Separation of rifting and lithospheric folding signatures in the NW-Alpine foreland

Research areas:
Year:
2007
Authors:
  • Olivier Bourgeois
  • M. Ford
  • M. Diraison
  • C. Le Carlier de Veslud
  • M. Gerbault
  • R. Pik
  • N. Ruby
  • S. Bonnet
Journal:
INTERNATIONAL JOURNAL OF EARTH SCIENCES
Volume:
96
Number:
6
Pages:
1003-1031
Month:
November
ISSN:
1437-3254
BibTex:
Abstract:
The development of the Alpine mountain belt has been governed by the
convergence of the African and European plates since the Late
Cretaceous. During the Cenozoic, this orogeny was accompanied with two
major kinds of intraplate deformation in the NW-European foreland: (1)

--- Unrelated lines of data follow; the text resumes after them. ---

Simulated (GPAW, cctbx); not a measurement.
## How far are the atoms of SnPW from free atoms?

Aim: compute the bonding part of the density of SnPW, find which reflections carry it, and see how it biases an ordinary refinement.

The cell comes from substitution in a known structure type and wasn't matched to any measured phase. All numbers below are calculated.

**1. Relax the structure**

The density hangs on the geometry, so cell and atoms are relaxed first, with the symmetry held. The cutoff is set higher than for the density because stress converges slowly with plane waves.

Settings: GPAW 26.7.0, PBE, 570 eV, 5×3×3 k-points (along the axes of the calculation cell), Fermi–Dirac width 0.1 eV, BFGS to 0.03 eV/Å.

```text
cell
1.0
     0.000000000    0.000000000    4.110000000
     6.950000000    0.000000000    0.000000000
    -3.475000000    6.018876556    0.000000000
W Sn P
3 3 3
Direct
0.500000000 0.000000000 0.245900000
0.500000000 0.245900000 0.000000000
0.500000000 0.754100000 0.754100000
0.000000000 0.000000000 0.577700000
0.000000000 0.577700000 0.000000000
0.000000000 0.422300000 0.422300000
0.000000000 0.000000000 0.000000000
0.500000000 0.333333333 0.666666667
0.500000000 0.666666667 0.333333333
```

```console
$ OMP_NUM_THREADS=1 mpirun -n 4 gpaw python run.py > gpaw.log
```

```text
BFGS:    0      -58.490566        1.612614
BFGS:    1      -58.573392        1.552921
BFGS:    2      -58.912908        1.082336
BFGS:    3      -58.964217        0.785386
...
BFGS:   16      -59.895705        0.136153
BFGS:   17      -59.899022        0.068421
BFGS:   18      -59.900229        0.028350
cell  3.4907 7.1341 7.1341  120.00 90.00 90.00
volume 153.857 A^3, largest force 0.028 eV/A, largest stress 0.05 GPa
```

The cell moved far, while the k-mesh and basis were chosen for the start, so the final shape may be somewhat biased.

the European Cenozoic Rift System (ECRIS), a left-lateral transtensional
wrench zone striking NNE-SSW between the western Mediterranean Sea and
the Bohemian Massif; (2) long-wavelength lithospheric folds striking NE
and located between the Alpine front and the North Sea. The present-day
geometry of the European crust comprises the signatures of these two
events superimposed on all preceding ones. In order to better define the
processes and causes of each event, we identify and separate their
respective geometrical signatures on depth maps of the pre-Mesozoic
basement and of the Moho. We derive the respective timing of rifting and
folding from sedimentary accumulation curves computed for selected
locations of the Upper Rhine Graben. From this geometrical and
chronological separation, we infer that the ECRIS developed mostly from
37 to 17 Ma, in response to north-directed impingement of Adria into the
European plate. Lithospheric folds developed between 17 and 0 Ma, after
the azimuth of relative displacement between Adria and Europe turned
counter-clockwise to NW-SE. The geometry of these folds (wavelength =
270 km; amplitude = 1,500 m) is consistent with the geometry, as
predicted by analogue and numerical models, of buckle folds produced by
horizontal shortening of the whole lithosphere. The development of the
folds resulted in ca. 1,000 m of rock uplift along the hinge lines of
the anticlines (Burgundy-Swabian Jura and Normandy-Vogelsberg) and ca.
500 m of rock subsidence along the hinge line of the intervening
syncline (Sologne-Franconian Basin). The grabens of the ECRIS were
tilted by the development of the folds, and their rift-related
sedimentary infill was reduced on anticlines, while sedimentary
accumulation was enhanced in synclines. We interpret the occurrence of
Miocene volcanic activity and of topographic highs, and the basement and
Moho configurations in the Vosges-Black Forest area and in the Rhenish
Massif as interference patterns between linear lithospheric anticlines
and linear grabens, rather than as signatures of asthenospheric plumes.